How can you best prepare for your appeal? 

Zero in on the property value that the assessor has come up with, and try to determine if it accurately reflects what was going on as of June 30, 2020. Appeals should be based on the three C’s of a property:   

  • Characteristics:  If the county property / public record claims a home has four bedrooms when it has only three, or the square footage is overstated, that would make for a solid appeal based on characteristics.
  • Condition:  If the other homes in the neighborhood are all renovated, while yours could serve as a stage set for “That ’70s Show,” then consider a protest, although that battle will be more subjective and tougher than one based on hard facts.
  • Comparables:  If the characteristics as reflected in the public record and condition are correct, the best information you can provide are similar sales in the base period to support a value reduction.  The key with comparables is to find home sales with similar characteristics and in a similar condition. And while sales across a two-year period can be used, the closer to June 30, 2020, but not a day after, the better.  Some counties list the comparable home sales the assessor used to determine a value. Try to find better ones and support why they are better.

Want to appeal and feeling overwhelmed with the above?

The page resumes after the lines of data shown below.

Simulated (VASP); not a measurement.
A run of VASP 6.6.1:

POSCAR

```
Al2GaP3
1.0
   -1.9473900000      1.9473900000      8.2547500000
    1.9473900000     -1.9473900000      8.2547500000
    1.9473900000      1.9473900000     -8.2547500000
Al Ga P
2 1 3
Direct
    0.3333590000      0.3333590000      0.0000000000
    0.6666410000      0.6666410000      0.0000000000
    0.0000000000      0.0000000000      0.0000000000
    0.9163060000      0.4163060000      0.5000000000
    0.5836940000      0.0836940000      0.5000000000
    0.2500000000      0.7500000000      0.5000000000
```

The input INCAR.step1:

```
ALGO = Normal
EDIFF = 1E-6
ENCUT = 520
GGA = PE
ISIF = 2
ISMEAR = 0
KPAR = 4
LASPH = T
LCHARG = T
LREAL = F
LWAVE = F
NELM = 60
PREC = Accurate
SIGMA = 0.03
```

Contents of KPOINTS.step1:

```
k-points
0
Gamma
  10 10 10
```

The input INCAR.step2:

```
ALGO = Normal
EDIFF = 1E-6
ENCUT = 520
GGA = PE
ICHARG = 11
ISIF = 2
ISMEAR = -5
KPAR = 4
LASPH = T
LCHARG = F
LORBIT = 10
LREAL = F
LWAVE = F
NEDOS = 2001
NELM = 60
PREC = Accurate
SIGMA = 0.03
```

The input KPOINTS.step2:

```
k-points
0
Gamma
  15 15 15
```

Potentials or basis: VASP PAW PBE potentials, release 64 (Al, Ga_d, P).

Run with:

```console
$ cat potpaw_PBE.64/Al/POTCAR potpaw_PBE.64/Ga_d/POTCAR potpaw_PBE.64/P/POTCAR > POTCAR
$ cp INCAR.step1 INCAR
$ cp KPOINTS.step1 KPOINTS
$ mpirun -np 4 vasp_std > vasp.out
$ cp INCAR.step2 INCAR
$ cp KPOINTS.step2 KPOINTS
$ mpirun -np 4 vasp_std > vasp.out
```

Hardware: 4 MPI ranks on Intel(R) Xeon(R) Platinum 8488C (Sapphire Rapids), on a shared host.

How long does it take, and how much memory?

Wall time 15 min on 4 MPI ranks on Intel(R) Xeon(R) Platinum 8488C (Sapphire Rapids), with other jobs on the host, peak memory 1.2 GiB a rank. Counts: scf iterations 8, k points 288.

 You’ll be happy to know, as your “Real Estate Advisors for Life,” we are here to help! Give us a call, text or email and we would be happy to assist you evaluate your current valuation, access the property’s public record and help get you better data to submit with your appeal.

All things considered, depending on the county and how well researched an appeal is, the odds of getting a downward revision in value are pretty good. In Denver, about half of residential appeals result in a revision.